Project · AI product photography
Studio-Grade AI Product Photography Pipeline
A few phone photos of a garment go in. A full set of studio-grade shots comes out — flat-lays, on-model, detail crops — in minutes, checked against the real product.
Phone photo Generated Drag to compare. Same garment — one a phone photo, one generated.
The pipeline, end to end.
Seven composable steps. Photos go in; a set of studio shots that's been checked against the real product comes out. The spec drives two generators that run in parallel, an optional branch handles posing, and a validation loop refuses to ship anything that doesn't match.

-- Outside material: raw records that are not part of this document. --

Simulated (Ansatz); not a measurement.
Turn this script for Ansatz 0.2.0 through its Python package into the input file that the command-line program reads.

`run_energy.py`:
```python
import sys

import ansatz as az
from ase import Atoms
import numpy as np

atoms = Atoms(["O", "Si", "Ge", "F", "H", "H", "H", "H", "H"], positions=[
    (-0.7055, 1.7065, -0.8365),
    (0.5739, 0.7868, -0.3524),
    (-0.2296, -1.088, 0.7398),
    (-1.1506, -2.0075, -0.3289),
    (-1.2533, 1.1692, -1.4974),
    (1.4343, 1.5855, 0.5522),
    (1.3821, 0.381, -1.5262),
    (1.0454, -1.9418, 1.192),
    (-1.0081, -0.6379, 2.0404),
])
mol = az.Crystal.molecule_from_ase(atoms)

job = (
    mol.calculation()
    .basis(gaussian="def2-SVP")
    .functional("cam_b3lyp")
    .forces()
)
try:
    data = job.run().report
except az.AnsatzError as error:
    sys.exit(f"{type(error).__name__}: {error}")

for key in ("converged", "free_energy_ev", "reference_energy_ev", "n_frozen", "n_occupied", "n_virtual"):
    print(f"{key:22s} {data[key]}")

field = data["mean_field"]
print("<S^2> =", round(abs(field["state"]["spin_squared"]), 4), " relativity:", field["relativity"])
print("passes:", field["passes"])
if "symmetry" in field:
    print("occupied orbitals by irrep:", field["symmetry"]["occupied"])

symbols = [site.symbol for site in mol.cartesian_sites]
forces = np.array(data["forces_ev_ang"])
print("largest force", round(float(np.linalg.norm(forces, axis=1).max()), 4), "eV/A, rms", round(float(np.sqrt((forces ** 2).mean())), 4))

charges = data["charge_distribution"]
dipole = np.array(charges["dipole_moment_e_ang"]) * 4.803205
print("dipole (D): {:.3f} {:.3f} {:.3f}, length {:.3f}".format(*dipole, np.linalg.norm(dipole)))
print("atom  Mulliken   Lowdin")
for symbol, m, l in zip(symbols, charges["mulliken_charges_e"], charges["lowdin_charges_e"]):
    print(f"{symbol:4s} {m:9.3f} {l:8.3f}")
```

optional pose branch — feeds the try-on
the spec drives two generators that run in parallel
every generated shot is scored against the real product
↺ loops until pattern, colour & build all pass
↓ only a passing shot ships
How every node works.
Each step is its own small tool with a clean input and output, so the pipeline is built from parts you can run, swap, or rerun on their own.
-
Read the garment
A vision model studies every phone photo at once and writes a full technical spec of the garment — fabric and drape, cut, pattern, hardware, trim, and a colour palette in proper fashion terms. That spec, not the photos, is what every later step generates against.
A few phone photos ~600-word garment spec- Technique
- Multi-image synthesis. Close-ups carry texture, stitching and hardware; full-length frames carry silhouette and drape — the model fuses them into one description.
- The thinking
- Generators drift when they work straight from pixels. Turning the product into precise words first gives every downstream shot a single source of truth to match, so a button stays a button and blush pink stays blush pink.
Extracted specCategory 2-piece long setMaterial Plush, velvet-like fleecePattern White & blush stripes, coral bowsDetails Notched lapel, lace trim, patch pockets -
Extract the pose
An optional branch. Point it at any model photo and it writes a purely anatomical description of the pose — stance, spine, every joint angle — precise enough to rebuild from the text alone.
A model photo An anatomical pose spec- Technique
- Identity-stripped extraction. It describes only body mechanics in anatomical terms — abduction, flexion, rotation — and is explicitly barred from naming skin, face, clothing or background.
- The thinking
- Separating pose from identity turns poses into reusable text. Extract once, build a library, and apply the same pose to any model later — without re-shooting, and without carrying over who was in the original frame.
Pose spec · identity-freeStance Seated, weight through pelvisSpine Upright, slight left rotationRight arm Elbow ~50°, hand to clavicleLegs Loose cross-legged -
Generate the flat-lay set
From the spec plus the raw photos, it shoots the flat-lays a store actually needs: a clean retail fold, a relaxed styling layout, and a macro crop for fabric and stitch.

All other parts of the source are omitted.